Yeah, pricing is not the greatest at the moment, most likely because there's no reference card to keep other prices in check. Still (at least here in the UK) they are still well below the stratospheric NVIDIA prices for a 5070 Ti and are easily available.
heythatsprettygood
AMD have been amazing lately. 9070 XT makes buying most other cards in that price range pointless, especially with NVIDIA's melting connectors being genuine hazards. ATI (who were dissolved in 2010 after being bought out by AMD) and NVIDIA in the mid to late 2000s however were dumpster fires in their own ways.
Oh, NVIDIA have always been a shitstorm. From making defective PS3 GPUs (the subject of this meme) to the constant hell that is their Linux drivers to melting power connectors, I am astounded anyone trusts them to do anything.

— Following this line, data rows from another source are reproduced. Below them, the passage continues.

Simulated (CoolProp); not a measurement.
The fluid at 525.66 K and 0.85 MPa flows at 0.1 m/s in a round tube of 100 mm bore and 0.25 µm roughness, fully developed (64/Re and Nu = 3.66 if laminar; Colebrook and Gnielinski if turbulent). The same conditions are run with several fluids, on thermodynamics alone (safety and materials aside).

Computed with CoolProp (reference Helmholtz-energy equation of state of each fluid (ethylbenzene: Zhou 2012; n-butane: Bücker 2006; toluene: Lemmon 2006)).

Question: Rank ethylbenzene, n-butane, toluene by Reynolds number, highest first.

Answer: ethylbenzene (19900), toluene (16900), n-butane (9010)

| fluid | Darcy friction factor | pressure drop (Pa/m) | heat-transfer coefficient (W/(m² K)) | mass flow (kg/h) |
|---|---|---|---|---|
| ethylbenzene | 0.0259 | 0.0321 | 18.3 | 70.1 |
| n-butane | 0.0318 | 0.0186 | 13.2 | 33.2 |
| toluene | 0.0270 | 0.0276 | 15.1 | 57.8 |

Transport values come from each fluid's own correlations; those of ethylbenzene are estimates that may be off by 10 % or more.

It's hard to say for certain whose final call it was to do this underfill (it's a tossup between ATI's design engineers and the packaging partner they chose to work with to get the TSMC chip into a final product), but at the end of the day it was ATI's responsibility to validate the chip and ensure its reliability before shipping it off to Microsoft.
As far as I am aware, the 360 GPUs had faulty solder connections (due to poor underfill choice by ATI that couldn't withstand the temperature) between the chips and the interposer, not the interposer and the board, shown by the fact that a lot of red ring 360s show eDRAM errors (i.e. can't communicate to the module on the same interposer, ruling out poor board connections). Microsoft even admitted this in a documentary they made (link), where they said it wasn't the board balls, it was the GPU to interposer balls. A similar underfill choice is also why there are slightly higher failure rates of early Wiis, although nowhere near as bad as 360 due to the low power of the GPU on there.
Holy shit, someone who does it as well! Torx bits are so useful for this, I have a fairly high success rate even on the tiny terrible electronics screws I usually work on.
This is why you make your own memes. Fresh from the farm- I mean image editor, and with far less compression artifacts.
Torx needs to become the standard for screws. They are just better in every way.
If you're interested, RIP Felix did a pretty good video on YouTube about the YLOD failures. TL:DW is most early models have defective GPUs, plus the ones that survived now have aging capacitors, but there's tools now to find the exact cause from the system controller (SYSCON). A GPU swap is pretty involved though, so needs a skilled technician to pull it off. Still, if you have one of those early backwards compatible models, having it repaired isn't that bad of an idea nowadays since those consoles are only getting rarer.
The PS3 is in competition with the original Xbox One for being the most undercooked and overpriced launch of a game console. I guess it's what made the recovery even more astounding.
I guess they had to remove backwards compatibility at some point considering the solution was to shove an entire PS2 CPU and GPU onto the motherboard, massively driving up the already stratospheric production cost that they lost money on even with the high launch prices. Still, it is unfortunate it went away, as it ensured that PS2 games would play perfectly and as intended on PS3 with a proper HDMI output too. Plus, since it went away early, it means all the models with backwards compatibility have the defective GPUs that can cause a yellow light of death. A PS3 Slim with PS2 compatibility would have been amazing. I agree so much with XMB being peak UI design as well, almost every console following has in my opinion a worse UI, other than maybe the Switch, but that's because the Switch barely has much beyond a game selector.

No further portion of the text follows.